Tuesday, March 25, 2025

Exploring Cocoa, Florida - TJ Maxx, Noodles, Artful Spaces, and Cheap Pineapples


Cocoa, Florida– 1 mile in dinghy, 8 kilometres walked 

I’d forgotten the noise of North America. The planes and helicopters flying overhead. Wailing sirens of the ambulances, fire trucks, and police cars. Crowds of people talking and shuffling around. The endless streams of traffic and vehicle sounds of roaring engines, amplified music, honking horns. I didn’t realize until today that an umbrella of quiet rests over the Bahamas and that we had become accustomed to it.


Besides the racket, it was fun being back in the US. We had dinghy'd east over to the busy commercial area of Merritt Island which had dozens if not hundreds of stores. Ana's incredible retail radar pinged off the nearest TJ Maxx and she floated into the store on a cushion of joy and took her time browsing through the retail treasures therein. I even looked around for a few minutes and found a nice pot of blueberry jam for a mere $4.99. While Ana luxuriated amongst the leather belts, designer purses, plastic housewares, kitchen knick-knacks, and corn rows of discounted clothing, I went to the Publix supermarket around the corner to see what I could find and returned a while later with two bags, loaded with their best two-for-one deals for a mere twenty bucks.


It’s funny how the brain adjusts rapidly to one’s surroundings. During the trip to Florida, groceries became progressively more expensive to the point of it becoming painful to enter a grocery store in Florida. After spending three months sifting through pricey merchandise in Bahamian grocery stores, provisioning in Florida took on an aura of great value particularly when we found an Aldi grocery store and their scandalously low prices.
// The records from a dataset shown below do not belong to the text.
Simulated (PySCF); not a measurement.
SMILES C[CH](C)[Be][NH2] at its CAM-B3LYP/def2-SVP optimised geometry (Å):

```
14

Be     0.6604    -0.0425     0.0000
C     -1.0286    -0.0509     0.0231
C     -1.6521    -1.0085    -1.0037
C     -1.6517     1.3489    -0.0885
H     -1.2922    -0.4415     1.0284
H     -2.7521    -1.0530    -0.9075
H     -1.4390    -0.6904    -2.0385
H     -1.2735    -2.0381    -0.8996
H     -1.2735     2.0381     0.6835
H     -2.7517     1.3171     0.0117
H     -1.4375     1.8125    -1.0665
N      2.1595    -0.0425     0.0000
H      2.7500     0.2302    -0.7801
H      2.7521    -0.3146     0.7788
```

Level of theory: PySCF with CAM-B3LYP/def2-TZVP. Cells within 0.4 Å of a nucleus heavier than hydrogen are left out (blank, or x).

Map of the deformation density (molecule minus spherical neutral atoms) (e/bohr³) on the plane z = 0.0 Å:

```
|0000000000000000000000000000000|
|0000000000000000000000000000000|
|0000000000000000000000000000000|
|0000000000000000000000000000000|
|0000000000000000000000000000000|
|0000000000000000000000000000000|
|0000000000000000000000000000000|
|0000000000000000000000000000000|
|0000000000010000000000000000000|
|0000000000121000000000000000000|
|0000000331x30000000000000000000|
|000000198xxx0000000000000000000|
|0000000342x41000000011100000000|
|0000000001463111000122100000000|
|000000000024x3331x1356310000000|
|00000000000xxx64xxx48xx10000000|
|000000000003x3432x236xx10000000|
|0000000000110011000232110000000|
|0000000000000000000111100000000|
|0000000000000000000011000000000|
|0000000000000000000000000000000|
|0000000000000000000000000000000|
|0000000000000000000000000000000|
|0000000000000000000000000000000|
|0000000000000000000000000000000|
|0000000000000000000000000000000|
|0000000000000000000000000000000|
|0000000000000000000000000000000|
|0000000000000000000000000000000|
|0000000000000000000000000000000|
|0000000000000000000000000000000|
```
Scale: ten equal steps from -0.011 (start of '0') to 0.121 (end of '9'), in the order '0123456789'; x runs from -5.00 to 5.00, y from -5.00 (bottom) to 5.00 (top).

After walking across many hot pavements and asphalt surfaces made gooey by the 29-degree heat, carrying our load of goodies, we treated ourselves to lunch at Olive Garden to celebrate our return to the continent. We were aghast to find no hamburgers, conch fritters, or grouper fingers on the menu, so had to settle for unlimited garden salad and hot breadsticks, fettuccine alfredo, and spaghetti and meatballs. We resembled a couple of fat meatballs as we wobbled out of there, having added a take-out tray of fettuccine (midnight snack for later) to our stack of groceries for an additional three bucks.


Back at the boat, we quickly packed away the provisions, then dinghy’d over to the other side of the river to explore the smaller town of Cocoa Village, intrigued by the name and inspired by the other boaters we’d met who loved it.


Well, Cocoa Village is a beautiful little town, an artful diamond in the commercial rough, an artists’ retreat, with colourful and joyful spaces, diversity, shaded pathways, a classic theatre, many small cafes and bars, a French bakery, a busy children’s park, a beach volleyball court, a splash pad, and a gorgeous rotunda performance space, ringed by a brick-tiled covered walkway. Sadly, most of the businesses were closed on a Monday, but during our ride back to the boat we discussed staying another half day to more fully experience this lovely town.


Since our digestive systems were still diligently processing the pasta noodles consumed for lunch, there was no need to make dinner so we had a long sundowner in the cockpit, made a couple of phone calls, and enjoyed the light show from the tiny storm cell passing overhead, throwing lightning bolts and a bit of rain.